In 1998, Saving Private Ryan premiered in theaters, the Monica Lewinsky scandal dominated headlines and Drexel University started its Judaic Studies program.
That year, a group of Drexel faculty led by the late Doreen Steg, a professor of human behavior and development, recruited Rakhmiel Peltz from Columbia University to found the program, which is offered to students as a Louis Stein Minor in Judaic Studies. This year, the program celebrates its 20th anniversary.
A celebration in May will recognize the anniversary. This year’s lectures and events, such as a March 11 event on the Soviet Jewry movement, also mark the 20th anniversary. Peltz said the program’s events have always been open to the community and free of charge.
“We’ve always invited the community in,” he said. “We’re one of the Jewish studies programs where the community has benefited from our existence, too, and yet, at the same time, our students benefit from getting to know who they are in the community.”
The late Constantine Papadakis, Drexel’s president in 1998, supported the development of the program after taking a trip to Israel. He was impressed by the start-up culture of the country and wanted to create a co-op program for students to work there. Though learning about Judaism is not necessary to go to Israel, Peltz noted, Papadakis wanted to create the Judaic Studies program to encourage students to participate in the co-op program.

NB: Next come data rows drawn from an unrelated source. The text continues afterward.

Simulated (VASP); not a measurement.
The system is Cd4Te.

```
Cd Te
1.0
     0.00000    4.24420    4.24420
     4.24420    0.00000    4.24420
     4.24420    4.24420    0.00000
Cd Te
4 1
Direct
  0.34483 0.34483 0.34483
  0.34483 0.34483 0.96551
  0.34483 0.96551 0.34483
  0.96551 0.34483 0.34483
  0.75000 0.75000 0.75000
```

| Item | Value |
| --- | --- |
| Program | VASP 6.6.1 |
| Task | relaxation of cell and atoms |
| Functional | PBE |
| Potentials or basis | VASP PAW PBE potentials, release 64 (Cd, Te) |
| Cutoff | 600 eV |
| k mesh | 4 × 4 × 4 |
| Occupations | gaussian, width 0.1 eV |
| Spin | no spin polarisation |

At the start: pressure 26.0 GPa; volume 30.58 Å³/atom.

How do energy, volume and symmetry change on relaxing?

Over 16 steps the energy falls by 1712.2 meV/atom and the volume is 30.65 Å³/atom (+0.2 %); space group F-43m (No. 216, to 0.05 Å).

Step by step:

Peltz based the program on similar curriculum in other schools, with introductory courses on Jewish biblical history, medieval history and modern history.
Soon after the program’s creation, the second intifada broke out, and the co-op program in Israel ended. Though individual students have continued to go to Israel for co-op, the university has not been able to recreate the program because of Israel’s visa requirements.
The coursework is similar to other universities’ Judaic studies program, but Drexel’s program differentiates itself in several ways, Peltz said. Over the years, for example, students have done intergenerational work with day school students and senior citizens.
Peltz said the majority of the students in the program have not been Jewish, another factor that differentiates it.
Toni Pitock, adjunct faculty in the Judaic Studies department, teaches classes on ancient Jewish literature and civilization, Jewish life and culture in the Middle Ages, and the history of the Holocaust. Before she started teaching in the Judaic Studies program, she thought most of the students in the program would be Jewish and was surprised to find that was not the case.
“It’s not only Jewish students who are interested,” she said. “I’ve had Asians — both Asian-Americans and foreign students. Right now, I have an African student in my class who’s from Togo. It creates a tolerant environment and an environment where people are understanding each other’s cultures.”
Over the past two decades, program successes have included some of the guests it has brought to Drexel, like artist Samuel Bak in 2005, or Cantor Natasha Hirschhorn and novelist Nadia Kalman in 2012.
The program has also faced its fair number of challenges, similar to what other liberal arts programs face. Students come to college more career-oriented than before and, therefore, are less likely to pursue a liberal arts education.
“Students are constantly changing at all schools, in background, knowledge and attitude,” Peltz said.
Students aren’t as comfortable with reading and writing as they used to be, he said. They’re a lot more visual now as well.
Peltz said that it has become more difficult to find faculty to teach the Judaic Studies courses. The lack of opportunity for individuals with doctorate degrees prompts them to leave their fields in pursuit of something that will better allow them to support themselves and their families.
This has put Judaic studies, as well as other liberal arts subjects, on the back burner.
“People do not come to college to study these kinds of things,” Peltz said. “It’s a general phenomenon, and it’s not a major. I’m sorry to say it’s the same thing for something like history at our kind of school.”
Looking to the future, Peltz said he hopes the program can continue.
“We hope to be able to grow an endowment to make sure there’ll be a Jewish studies program in the future,” he said. “The special things [like the special guests] were helped by those financial donations of members in the Jewish community, and therefore, I was able to sometimes organize programs that were of world-class nature.”